Accused Russian agent Maria Butina to remain jailed, judge says

Butina stands accused of operating on behalf of the Russian government.

September 10, 2018, 4:37 PM

A federal judge denied Maria Butina’s motion for bond review at a hearing in federal court in Washington, D.C. on Monday, ruling that the alleged Russian agent will remain in jail pending trial.

Judge Tanya S. Chutkan, the federal district court judge overseeing Butina’s case, said she “cannot imagine a scenario where it is not possible” that Butina would flee the country if allowed to leave the Alexandria, Virginia, jail where she’s being held.

The judge said she was unmoved by three videos Butina’s defense attorney sent her that very morning – one of which depicted Butina and conservative political operative Paul Erickson singing “Beauty and the Beast” – and noted that Butina could immediately jump into a car with diplomatic tags and be whisked away to Russia, which does not have an extradition treaty with the United States, making her unreachable to U.S. authorities.

“Risk of flight,” she said, “is the court’s primary concern.”

Butina, a 29-year-old Russian gun rights activist, was arrested in July and stands accused of developing a covert influence operation in the United States. She has pleaded not guilty to charges of conspiracy and failure to register as a foreign agent.

Driscoll had hoped the court would agree to release his client from jail on Monday but instead walked away with a scolding from the judge in the form of a pending gag order prohibiting him from continuing to discuss the case with the media.
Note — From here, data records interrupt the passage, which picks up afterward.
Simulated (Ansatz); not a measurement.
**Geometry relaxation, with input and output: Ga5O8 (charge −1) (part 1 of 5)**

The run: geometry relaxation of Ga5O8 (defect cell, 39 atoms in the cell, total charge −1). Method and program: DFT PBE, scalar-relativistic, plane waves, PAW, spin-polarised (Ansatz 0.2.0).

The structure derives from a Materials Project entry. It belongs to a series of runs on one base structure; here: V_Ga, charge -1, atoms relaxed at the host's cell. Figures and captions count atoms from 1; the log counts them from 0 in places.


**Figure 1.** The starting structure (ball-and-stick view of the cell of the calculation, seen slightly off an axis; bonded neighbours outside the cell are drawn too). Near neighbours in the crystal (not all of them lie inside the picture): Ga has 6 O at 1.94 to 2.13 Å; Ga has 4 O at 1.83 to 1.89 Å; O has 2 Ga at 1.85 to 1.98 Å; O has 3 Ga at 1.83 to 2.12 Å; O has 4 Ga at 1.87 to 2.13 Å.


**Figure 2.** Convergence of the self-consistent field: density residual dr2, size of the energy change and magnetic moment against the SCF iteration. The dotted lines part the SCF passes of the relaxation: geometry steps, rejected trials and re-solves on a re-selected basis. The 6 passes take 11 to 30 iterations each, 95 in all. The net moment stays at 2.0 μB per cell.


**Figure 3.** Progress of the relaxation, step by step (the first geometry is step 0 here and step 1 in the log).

Judge Chutkan appeared at first sympathetic to Driscoll’s arguments that the government had smeared Butina’s character with its assertion that she offered sex for access to a political organization. The judge even said she was “dismayed” when she learned that the government’s headline-making claim would have to be walked back, noting that the claim must have caused Butina’s family no small amount of concern.

But she ultimately applauded prosecutors for correcting the record and merely cautioned them to be more careful going forward, while Driscoll landed squarely in the judge’s crosshairs.

She decided that Driscoll had “overstepped” and “crossed the line” in his recent interviews with the media, saying that he continued to give interviews “in defiance” of her earlier warnings to mind local rules.

Butina is scheduled to be back in court on Nov. 13, and the public might not her from Driscoll until then.

“Not today,” Driscoll said as he walked away from reporters assembled outside the courthouse.